GLOSSARY
Private-Accredited Investor
By Jurisdiction:
United States, as defined by the United States Securities and Exchange Commission:
An accredited investor, in the context of a natural person, includes anyone who:
- earned income that exceeded US$200,000 (or US$300,000 together with a spouse) in each of the prior two years, and reasonably expects the same for the
current year; or - has a net worth over US$1 million, either alone or together with a spouse (excluding the value of the person’s primary residence).
Singapore, as defined by the Monetary Authority of Singapore:
An individual:
- whose net personal assets exceed in value the minimum amount of S$2 million (or its equivalent in a foreign currency) or such other amount as the Authority may prescribe in place of the first amount, and in determining whether an individual’s net personal assets exceeds the minimum amount, the estimated fair market value of an individual’s primary residence less any outstanding amounts in respect of any credit facility granted to the individual or any other person that is secured by that residence, shall not account for more than $1 million (or its equivalent in a foreign currency) of the minimum amount; or
- whose income in the preceding 12 months is not less than S$300,000 (or its equivalent in a foreign currency) or such other amount as the Authority may prescribe in place of the first amount.
United Kingdom, as defined by the Financial Conduct Authority.

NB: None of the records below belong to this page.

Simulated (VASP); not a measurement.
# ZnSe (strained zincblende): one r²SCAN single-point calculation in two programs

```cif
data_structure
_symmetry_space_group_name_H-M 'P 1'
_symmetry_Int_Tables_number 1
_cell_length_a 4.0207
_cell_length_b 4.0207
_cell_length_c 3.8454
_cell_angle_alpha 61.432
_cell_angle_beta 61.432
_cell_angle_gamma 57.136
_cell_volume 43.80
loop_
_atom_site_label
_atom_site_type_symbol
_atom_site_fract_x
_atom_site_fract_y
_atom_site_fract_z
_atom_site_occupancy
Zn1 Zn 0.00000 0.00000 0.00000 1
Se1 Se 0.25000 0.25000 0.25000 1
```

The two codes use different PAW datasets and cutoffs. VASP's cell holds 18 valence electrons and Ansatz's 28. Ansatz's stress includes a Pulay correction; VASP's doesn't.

A “Self-Certified Sophisticated Investor” is an individual who:
- is a member of a network or syndicate of business angels and have been so for at least the last six months; or
- has made more than one investment in an unlisted company in the last two years; or
- is working, or have worked in the last two years, in a professional capacity in the private equity sector, or in the provision of finance for small and medium enterprises; or
- is currently, or has been in the last two years, a director of a company with an annual turnover of at least £1 million.